The first step is obtaining a national insurance number, which should be issued at the same time as the asylum decision. It may be difficult to open a bank or other account until there is money coming in, at the same time as being told that account details are required on claim forms. Payments of benefits or tax credits can still be made by cheque, however, and an authority to open an account should be issued with the decision.

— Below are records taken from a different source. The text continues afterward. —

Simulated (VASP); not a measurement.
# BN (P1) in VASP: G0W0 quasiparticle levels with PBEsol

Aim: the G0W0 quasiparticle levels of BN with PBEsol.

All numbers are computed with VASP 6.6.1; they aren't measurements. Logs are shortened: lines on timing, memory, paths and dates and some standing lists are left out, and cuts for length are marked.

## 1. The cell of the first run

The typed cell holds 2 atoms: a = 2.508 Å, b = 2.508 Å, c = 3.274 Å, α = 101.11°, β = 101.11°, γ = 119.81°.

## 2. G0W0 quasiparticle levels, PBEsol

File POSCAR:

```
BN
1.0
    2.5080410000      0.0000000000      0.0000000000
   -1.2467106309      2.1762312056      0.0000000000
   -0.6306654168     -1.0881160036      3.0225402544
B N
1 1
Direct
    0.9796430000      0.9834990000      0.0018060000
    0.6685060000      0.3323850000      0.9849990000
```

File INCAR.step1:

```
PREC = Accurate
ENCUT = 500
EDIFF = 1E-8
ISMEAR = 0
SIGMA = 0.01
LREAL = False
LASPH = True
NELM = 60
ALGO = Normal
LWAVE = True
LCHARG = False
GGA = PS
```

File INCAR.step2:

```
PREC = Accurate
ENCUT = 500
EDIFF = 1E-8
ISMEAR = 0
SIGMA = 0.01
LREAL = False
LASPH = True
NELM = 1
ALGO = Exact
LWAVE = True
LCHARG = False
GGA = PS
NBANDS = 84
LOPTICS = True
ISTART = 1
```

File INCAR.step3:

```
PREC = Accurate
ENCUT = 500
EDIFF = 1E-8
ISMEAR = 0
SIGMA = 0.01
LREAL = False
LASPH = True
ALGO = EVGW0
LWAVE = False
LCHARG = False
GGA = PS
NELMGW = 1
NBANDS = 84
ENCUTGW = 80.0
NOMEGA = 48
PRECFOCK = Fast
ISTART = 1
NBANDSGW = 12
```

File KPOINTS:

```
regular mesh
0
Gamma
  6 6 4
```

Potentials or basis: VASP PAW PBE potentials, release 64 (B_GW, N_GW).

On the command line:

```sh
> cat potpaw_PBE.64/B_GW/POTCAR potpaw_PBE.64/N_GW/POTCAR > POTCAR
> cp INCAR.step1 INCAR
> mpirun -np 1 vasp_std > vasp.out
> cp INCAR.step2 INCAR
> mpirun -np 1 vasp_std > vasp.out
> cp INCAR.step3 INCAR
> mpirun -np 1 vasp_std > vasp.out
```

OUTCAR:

Problems and delays with child benefit claims are particularly common due to requests for birth certificates which may have been lost or destroyed when the refugee fled their home. Home Office documents should be accepted, and can be verified and copied in person at a DWP office or Revenue enquiry centre. Interim payments of benefits are also possible if it is likely that the person will be entitled to an award. A crisis loan can be made in some situations, including where there is no money for children due to a delay by the Revenue. If children are in need, contacting social services is also an option. Making a complaint, contacting the local MP or threatening judicial review may all help to get a decision made urgently. Once a refugee has a roof over their heads and is able to feed and clothe themselves and their children, and has a chance to learn English and settle into a community, they will have the opportunity to build on the contributions made to this country over hundreds of years by migrants from all over the world.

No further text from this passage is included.